Will a Digital Culture Change the Banks?
How to epitomize the banking culture? A way to illustrate it may go back to my start at Citibank, many moons ago… The welcome kit included from-the-desk notes and my bronze nameplate in capital letters.
In ancient Rome, Cicero quipped: “O tempora, o mores” (Oh, what times! Oh, what customs!) Despite many a crisis, banks have managed to stay in business for the past 500 years and built a strong credit culture. Occasionally, people or companies needed housing, equipment, or trade finance, so they begged their banker for credit. The physical world moved slowly, and banks took time to grant credit requests.
How will bank credit unfold in a digital world? As people and businesses transact digitally and trade digital goods, the boundary between physical and digital will blur further. A fast-paced digital economy will step up the demand for credit, both in terms of frequency and time to approve and disburse. Banks may wonder if traditional credit policies, processes, and functional roles could remain as core competencies.

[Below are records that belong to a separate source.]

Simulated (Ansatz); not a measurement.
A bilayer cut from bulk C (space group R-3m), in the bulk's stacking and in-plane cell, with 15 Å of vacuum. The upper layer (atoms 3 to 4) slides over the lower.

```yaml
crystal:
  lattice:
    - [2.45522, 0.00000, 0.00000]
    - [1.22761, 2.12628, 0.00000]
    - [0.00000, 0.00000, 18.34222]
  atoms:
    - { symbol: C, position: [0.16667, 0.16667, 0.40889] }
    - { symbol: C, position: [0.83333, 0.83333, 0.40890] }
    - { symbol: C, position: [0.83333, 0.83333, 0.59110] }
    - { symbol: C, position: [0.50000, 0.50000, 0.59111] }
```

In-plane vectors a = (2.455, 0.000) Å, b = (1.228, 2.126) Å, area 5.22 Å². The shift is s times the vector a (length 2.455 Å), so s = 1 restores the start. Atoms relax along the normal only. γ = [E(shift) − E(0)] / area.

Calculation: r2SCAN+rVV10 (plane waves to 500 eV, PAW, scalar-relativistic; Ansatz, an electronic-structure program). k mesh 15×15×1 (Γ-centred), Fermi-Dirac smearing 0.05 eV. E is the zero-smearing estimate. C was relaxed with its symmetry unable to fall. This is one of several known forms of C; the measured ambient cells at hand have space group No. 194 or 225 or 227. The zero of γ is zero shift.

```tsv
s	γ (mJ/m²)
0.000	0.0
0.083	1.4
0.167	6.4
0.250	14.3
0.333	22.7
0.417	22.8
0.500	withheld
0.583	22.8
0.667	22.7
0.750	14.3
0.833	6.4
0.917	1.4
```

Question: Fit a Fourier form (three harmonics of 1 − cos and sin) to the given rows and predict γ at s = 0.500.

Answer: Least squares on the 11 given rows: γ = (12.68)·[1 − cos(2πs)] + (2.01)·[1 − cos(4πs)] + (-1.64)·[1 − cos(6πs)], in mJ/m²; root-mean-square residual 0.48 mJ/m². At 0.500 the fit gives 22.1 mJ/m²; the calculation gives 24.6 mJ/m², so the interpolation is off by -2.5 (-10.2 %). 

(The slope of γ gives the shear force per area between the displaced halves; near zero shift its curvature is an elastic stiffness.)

The extension of credit as well as many banking tasks must accelerate. For example, the creation of new products or technology services. Banking skills and procedures must evolve too! The digital fabric will bring cultural shifts. Would a magic formula or digital banking toolkit drive the necessary changes?
Digital banking will transform disparate products into personalized customer bundles. Banking functions will coalesce into tailored financial services capable of fulfilling customer lifestyle needs right on the spot.
How will banks effect cultural change? To vanquish fragmentation throughout lines of business, products, and territories, bank organizations should become more agile and somewhat unstructured. And embrace a growth mindset pivoting on customer centricity, experimentation and learning: Encourage bankers, product specialists, and service personnel to team up dynamically. Line of business sponsors that lead by example and empower champions of digital change will be instrumental in evolving the culture.
How might banks overcome the passive resistance from middle ranks and traditional workers who may resent a digital agenda? To weed out obstruction, bring out the power of collaboration. Promote a highly productive digital workplace. Blend in progressive thinking by encouraging diversity, external hires, and job rotation. Continual reinforcement should help everybody live and breathe a digital culture.
Across disperse bank organizations, communications will influence change by connecting the leadership agenda and vision directly with all employees. Two-way flows should provide such connections: Live video broadcasts (and clips) with input from enterprise social networks and instant feedback. Creative process, product, and technology hackathons should also help in fostering a learning organization.
What about measuring digital prowess? For manufacturing processes, Dr. W. Edwards Deming had highlighted the difference between random variance and special causes. Managerial attempts to steer employees to yield perfect quality could not remove random variations stemming from natural, periodic, or external factors. Additionally, with rapid digital change, the meaning and substance of what gets measured will challenge the business-as-usual indicators. To succeed in a disruptive digital world, banks should first mind how innovation works. As bank teams and workgroups ideate and adapt collaboratively, they will quickly discover how to gauge and advance discrete dimensions of change within their control.